With the ability to integrate data faster and at scale, AWS provides organizations with product offerings that are serverless and fully managed — indeed, very helpful for organizations that aim to further streamline their processes. And, one such product offering is AWS Glue Workflow.
Organizations that leverage AWS Glue Workflow not just save time because the need for manually updating data doesn’t exist anymore; they benefit from the newly built competencies that can help them in the long run as they scale.
The problem statement: Usually, organizations tend to update data every week, as only after updating the ETL processes would run. But what about the ad hoc data updating that happens very often? How can we also take this into the picture?
Because of the fact that datasets get impacted due to the release of new information, the need for Workflow in AWS Glue becomes evident. To provide a solution to this issue, in this tutorial article, we’ll discuss, in detail, how to create and build it and how actually AWS Glue and Workflow work. Let’s begin.
What is AWS Glue?
- AWS Glue — a serverless data integration and ETL service — makes identifying, preparing, and combining data for data analysis, machine learning, and application development tasks simple. AWS Glue provides both visual and code-based tools to make the data integration process seamless.

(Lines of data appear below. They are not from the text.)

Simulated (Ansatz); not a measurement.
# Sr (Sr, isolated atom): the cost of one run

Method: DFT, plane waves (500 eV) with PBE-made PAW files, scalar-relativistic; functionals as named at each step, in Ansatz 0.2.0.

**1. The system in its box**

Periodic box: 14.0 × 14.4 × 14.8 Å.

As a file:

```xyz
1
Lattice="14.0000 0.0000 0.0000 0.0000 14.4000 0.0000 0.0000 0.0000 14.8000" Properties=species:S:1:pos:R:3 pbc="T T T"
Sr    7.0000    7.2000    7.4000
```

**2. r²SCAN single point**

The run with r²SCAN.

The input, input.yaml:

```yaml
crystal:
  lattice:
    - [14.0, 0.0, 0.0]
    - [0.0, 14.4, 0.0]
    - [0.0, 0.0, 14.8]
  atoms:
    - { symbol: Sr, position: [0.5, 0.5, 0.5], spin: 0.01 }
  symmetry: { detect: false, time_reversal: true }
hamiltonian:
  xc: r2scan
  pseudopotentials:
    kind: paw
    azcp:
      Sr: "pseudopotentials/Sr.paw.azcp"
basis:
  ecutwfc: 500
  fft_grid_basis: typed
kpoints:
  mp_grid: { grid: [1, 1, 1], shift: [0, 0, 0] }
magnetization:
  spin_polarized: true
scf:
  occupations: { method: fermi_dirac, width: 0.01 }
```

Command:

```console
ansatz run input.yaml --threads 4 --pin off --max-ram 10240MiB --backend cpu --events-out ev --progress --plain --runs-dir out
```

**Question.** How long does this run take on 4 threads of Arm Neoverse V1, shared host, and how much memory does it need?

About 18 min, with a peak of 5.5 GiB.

- Amazon Glue is made up of three parts: the AWS Glue Data Catalog, an ETL engine that generates Python or Scala code automatically, and a customizable scheduler that handles dependencies, job monitoring, and restarts processes.
- Amazon Glue provides all of the data integration tools you’ll need to get insights and use your knowledge to make new improvements in minutes rather than months.
The following are some aspects you should be informed of:
- Drag & Drop Job Editor: You can define the ETL process using a drag-and-drop job editor, and AWS Glue will quickly develop the code to extract, transform, and upload the data.
- Automatic Schema Discovery: You may use the Glue service to build crawlers connecting different data sources. It effectively organizes the data, extracts scheme-related information, and puts it in the data catalog. This data may then be utilized to monitor ETL operations via ETL jobs.
- Job Scheduling: Glue can be used on a regular basis, on-demand, or in response to an event. You may also utilize the scheduler to build elaborate ETL pipelines by setting task dependencies.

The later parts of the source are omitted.